Hi to all at Casares del Sol. I have an apartment at Majestic Hills just down the road from you all and I am just back home in Scotland after attending our first AGM 1 year after we, as a community, took over the running of our development. I have read with interest about your continuing problems with your development and would like you to know you are not alone.
I have spent much of my 25 years in business doing all forms of contract landscaping and I thought I would go up and have a look around and maybe give you my views. My experience is with works in a more temperate climate but there are certain requirements for successful landscape works, no matter where you are in the world. The first and most important principle is that you have to create an environment where the plants, including grass, which are not indigenous to the area will survive and flourish. This means covering planted areas with a minimum of 100mm, preferably more, of good quality topsoil, high in organic matter. This sadly has not been done and what is growing around your estate are plants (weeds) capable of surviving in poorer conditions. We have been trying to finish our landscape works on our estate over the last 12 months and this was an issue we resolved at an early stage.

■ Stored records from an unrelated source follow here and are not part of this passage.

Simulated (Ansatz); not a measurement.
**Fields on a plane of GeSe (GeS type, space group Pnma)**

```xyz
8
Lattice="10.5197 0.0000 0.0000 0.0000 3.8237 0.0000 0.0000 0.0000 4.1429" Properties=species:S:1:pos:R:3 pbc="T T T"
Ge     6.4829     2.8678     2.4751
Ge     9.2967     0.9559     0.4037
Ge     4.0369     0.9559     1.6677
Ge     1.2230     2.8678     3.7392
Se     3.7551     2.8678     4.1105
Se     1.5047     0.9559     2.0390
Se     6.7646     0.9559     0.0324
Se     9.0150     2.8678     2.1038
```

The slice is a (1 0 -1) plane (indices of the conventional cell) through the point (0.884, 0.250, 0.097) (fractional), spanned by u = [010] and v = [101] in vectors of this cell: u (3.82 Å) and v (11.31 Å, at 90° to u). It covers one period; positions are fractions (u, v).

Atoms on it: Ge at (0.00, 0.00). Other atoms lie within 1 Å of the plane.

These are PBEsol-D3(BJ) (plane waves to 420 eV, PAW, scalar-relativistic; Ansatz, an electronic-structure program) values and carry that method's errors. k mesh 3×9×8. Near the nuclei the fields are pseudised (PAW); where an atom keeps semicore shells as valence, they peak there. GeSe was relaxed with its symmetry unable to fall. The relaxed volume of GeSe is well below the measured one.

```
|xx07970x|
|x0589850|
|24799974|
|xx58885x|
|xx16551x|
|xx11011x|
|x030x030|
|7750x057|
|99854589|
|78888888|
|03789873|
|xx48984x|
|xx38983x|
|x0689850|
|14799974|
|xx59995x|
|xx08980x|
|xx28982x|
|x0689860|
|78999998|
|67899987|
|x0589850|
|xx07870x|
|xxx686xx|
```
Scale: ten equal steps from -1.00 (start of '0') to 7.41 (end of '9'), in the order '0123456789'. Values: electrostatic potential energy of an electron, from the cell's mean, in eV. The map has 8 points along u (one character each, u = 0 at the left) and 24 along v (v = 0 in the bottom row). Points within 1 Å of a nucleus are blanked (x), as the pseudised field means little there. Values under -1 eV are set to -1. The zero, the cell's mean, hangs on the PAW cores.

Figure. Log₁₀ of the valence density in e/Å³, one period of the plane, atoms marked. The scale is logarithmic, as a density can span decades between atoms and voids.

The trees that have been planted with you, are for the moment surviving. A large number have been poorly staked resulting in them growing at various angles to the verticle. More importantly these trees will eventually die as trees have to be tied securely to allow new fibrous root to develop, which will eventually support them. The constant rocking in the wind causes a bowl to form under the root ball which fills with water and rots the roots.
The shrub borders which have been planted up are also into poor soil. The plants will take a long time to establish and are already suffering from competition from weed types which thrive in this type of environment.
I am pleased that you are soon to have your first owners meeting and take over the running of your complex. Your battle then, as it was ours, will be to persuade the developers to give you what was promised in their glossy brochures. I think I read a while ago something about 'top quality apartments nestling in sub- tropical gardens'. This can be a reality but only if the necessary materials are in place to allow the gardens to grow.
We have been fortunate at Majestic Hills to have had a very capable President supported by a committed secretarary and 'money chaser' backed up by a couple of others of us who have seen the project forward over the last year. If I had a pound for every e-mail and phone call we have received from disgruntled residents wanting to sue for this or that, I would be a very wealthy man. These people can write and complain for ever and a day but when it comes to doing something about it they will be found wanting. What you will need are a few un-selfish souls who will give of their time and energy for the greater good. I know we have all paid our money and we should get exactly what we paid for but sometimes this doesn't work out. The decision we came to, to get heavily involved has led us to be very close to getting our dream homes and so far we have not had to ask the community at large for an extra sum to finish. We felt it far more important to work with the developer through his problems and try and get as much as we could before ( I think) he went bust.
The bigger picture is we have all bought homes in an area which is rapidly developing and which we feel in a few years time will be a highly sought after area. Better to work with and finish than spend the next couple of years living in an un-finished complex and trailing everthing through the courts.
I apologise to anyone if you feel it is rude of me to comment on things at your complex. I just wanted you to have knowledge of our experiences and to say that we have been fighting for a long time but are seeing the end in site. I wish you all well in the future.